Former New Jersey Detectives Win on Age Discrimination Claims
The New Jersey Law Against Discrimination was the basis for an employment discrimination lawsuit filed by six former detectives who claimed that superiors required them to retire or simply released them because of their ages. The six plaintiffs won their age discrimination case last week when a jury returned a $2.7 million verdict in their favor.
The six men and women were working in the Passaic County Prosecutor’s Office when, in 2008, they lost their jobs, which ranged from a sergeant to a crime scene investigator. The county and an erstwhile prosecutor were named as defendants in the suit. During trial, the plaintiff’s attorney exposed contradicting statements made by the former prosecutor. Deposition testimony he gave indicated that age played a role in his decision to let the six employees go. On the stand, however, he reversed course and claimed that age was not a factor.

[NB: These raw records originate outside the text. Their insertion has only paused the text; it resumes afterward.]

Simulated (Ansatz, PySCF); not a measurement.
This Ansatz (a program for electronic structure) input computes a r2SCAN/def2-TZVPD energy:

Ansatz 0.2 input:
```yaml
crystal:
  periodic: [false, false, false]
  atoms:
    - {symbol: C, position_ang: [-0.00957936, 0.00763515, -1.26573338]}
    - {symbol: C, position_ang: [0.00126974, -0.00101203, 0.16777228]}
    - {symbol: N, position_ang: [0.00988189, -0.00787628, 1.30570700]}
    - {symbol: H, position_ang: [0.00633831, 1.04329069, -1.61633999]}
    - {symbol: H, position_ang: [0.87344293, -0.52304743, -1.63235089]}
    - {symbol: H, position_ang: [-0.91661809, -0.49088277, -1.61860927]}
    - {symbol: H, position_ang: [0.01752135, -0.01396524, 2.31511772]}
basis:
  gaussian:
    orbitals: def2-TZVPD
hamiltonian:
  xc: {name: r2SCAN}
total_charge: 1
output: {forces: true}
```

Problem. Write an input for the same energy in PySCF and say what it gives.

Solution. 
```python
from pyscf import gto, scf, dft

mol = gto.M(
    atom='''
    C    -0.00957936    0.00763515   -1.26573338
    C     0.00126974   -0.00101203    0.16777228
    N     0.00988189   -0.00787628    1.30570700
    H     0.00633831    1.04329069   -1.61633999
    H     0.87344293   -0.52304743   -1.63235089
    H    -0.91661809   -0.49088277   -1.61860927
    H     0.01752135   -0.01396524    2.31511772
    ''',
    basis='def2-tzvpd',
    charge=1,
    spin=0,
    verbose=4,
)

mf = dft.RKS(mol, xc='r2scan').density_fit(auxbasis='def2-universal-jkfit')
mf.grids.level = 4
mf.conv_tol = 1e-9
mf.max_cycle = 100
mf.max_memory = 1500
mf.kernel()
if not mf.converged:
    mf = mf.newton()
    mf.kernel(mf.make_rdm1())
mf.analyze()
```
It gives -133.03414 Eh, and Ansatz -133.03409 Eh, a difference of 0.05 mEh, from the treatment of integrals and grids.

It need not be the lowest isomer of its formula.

The jury awarded each of the six former detectives compensation for future earnings and for the salary they would have received had they remained employed. The jury also granted punitive damages–a measure designed to punish a defendant for its conduct–in the amount of $175,000 per person. The judge must still lend his approval to the punitive damages award, however.
But the jury did not give the six their old detective positions. The former sergeant expressed regret that they would not be returning to work at the prosecutor’s office after the conclusion of the lawsuit. Despite this disappointment, the overall result shows the benefit of New Jersey’s laws that prevent employment discrimination on the basis of a worker’s age.